Ford: Iraq War Was Not Justified

Bob Woodward / The Washington Post

WASHINGTON (December 28, 2006) — Former President Gerald Ford said in an newly disclosed interview that the Iraq war was not justified.

“I don’t think I would have gone to war,” he said in July 2004, a little more than a year after President Bush had launched the invasion advocated and carried out by prominent veterans of Ford’s own administration.

In a four-hour conversation at his house in Beaver Creek, Colo., Ford “very strongly” disagreed with the current president’s justifications for invading Iraq and said he would have pushed alternatives, such as sanctions, much more vigorously.

In the tape-recorded interview, Ford was critical not only of Bush but also of Vice President Dick Cheney–Ford’s White House chief of staff–and then-Defense Secretary Donald Rumsfeld, who served as Ford’s chief of staff and then his Pentagon chief.

“Rumsfeld and Cheney and the president made a big mistake in justifying going into the war in Iraq. They put the emphasis on weapons of mass destruction,” Ford said. “And now, I’ve never publicly said I thought they made a mistake, but I felt very strongly it was an error in how they should justify what they were going to do.”

Ford took issue with the notion of the United States entering a conflict in service of the idea of spreading democracy.

“Well, I can understand the theory of wanting to free people,” Ford said, referring to Bush’s assertion that the United States has a “duty to free people.” But the former president said he was skeptical “whether you can detach that from the obligation No. 1, of what’s in our national interest.” He added: “And I just don’t think we should go hellfire damnation around the globe freeing people, unless it is directly related to our own national security.”

The Ford interview–and a subsequent lengthy conversation in 2005–took place for a future book project, though he said his comments could be published at any time after his death. In the sessions, Ford fondly recalled his close working relationship with key Bush advisers Cheney and Rumsfeld while expressing concern about the policies they pursued in more recent years.
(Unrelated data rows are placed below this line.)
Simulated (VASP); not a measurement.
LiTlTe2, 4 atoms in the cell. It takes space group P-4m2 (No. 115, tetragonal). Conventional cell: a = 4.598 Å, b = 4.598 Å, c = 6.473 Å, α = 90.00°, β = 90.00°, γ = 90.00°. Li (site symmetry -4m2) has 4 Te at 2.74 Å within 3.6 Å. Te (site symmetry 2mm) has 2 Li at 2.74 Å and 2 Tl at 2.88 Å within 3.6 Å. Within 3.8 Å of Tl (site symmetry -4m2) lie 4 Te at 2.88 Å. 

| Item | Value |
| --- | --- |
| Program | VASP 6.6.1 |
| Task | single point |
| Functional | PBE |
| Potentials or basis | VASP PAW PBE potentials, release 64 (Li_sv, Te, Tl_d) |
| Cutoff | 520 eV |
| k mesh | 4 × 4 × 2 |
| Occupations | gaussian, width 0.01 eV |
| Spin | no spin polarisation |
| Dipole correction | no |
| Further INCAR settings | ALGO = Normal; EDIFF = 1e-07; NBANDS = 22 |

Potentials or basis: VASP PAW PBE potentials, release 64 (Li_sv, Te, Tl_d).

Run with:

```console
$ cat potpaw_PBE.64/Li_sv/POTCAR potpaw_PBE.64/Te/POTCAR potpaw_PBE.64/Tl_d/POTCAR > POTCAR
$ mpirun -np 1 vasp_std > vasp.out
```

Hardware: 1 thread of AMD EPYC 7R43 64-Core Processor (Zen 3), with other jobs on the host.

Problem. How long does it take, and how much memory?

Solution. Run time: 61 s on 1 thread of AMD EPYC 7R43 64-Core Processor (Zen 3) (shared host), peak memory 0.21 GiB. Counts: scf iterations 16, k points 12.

“He was an excellent chief of staff. First class,” Ford said. “But I think Cheney has become much more pugnacious” as vice president. He said he agreed with former Secretary of State Colin Powell’s assertion that Cheney developed a “fever” about the threat of terrorism and Iraq. “I think that’s probably true.”

Describing his own preferred policy toward Saddam Hussein’s Iraq, Ford said he would not have gone to war, based on the publicly available information at the time, and would have worked harder to find an alternative.

“I don’t think, if I had been president, on the basis of the facts as I saw them publicly,” he said, “I don’t think I would have ordered the Iraq war. I would have maximized our effort through sanctions, through restrictions, whatever, to find another answer.”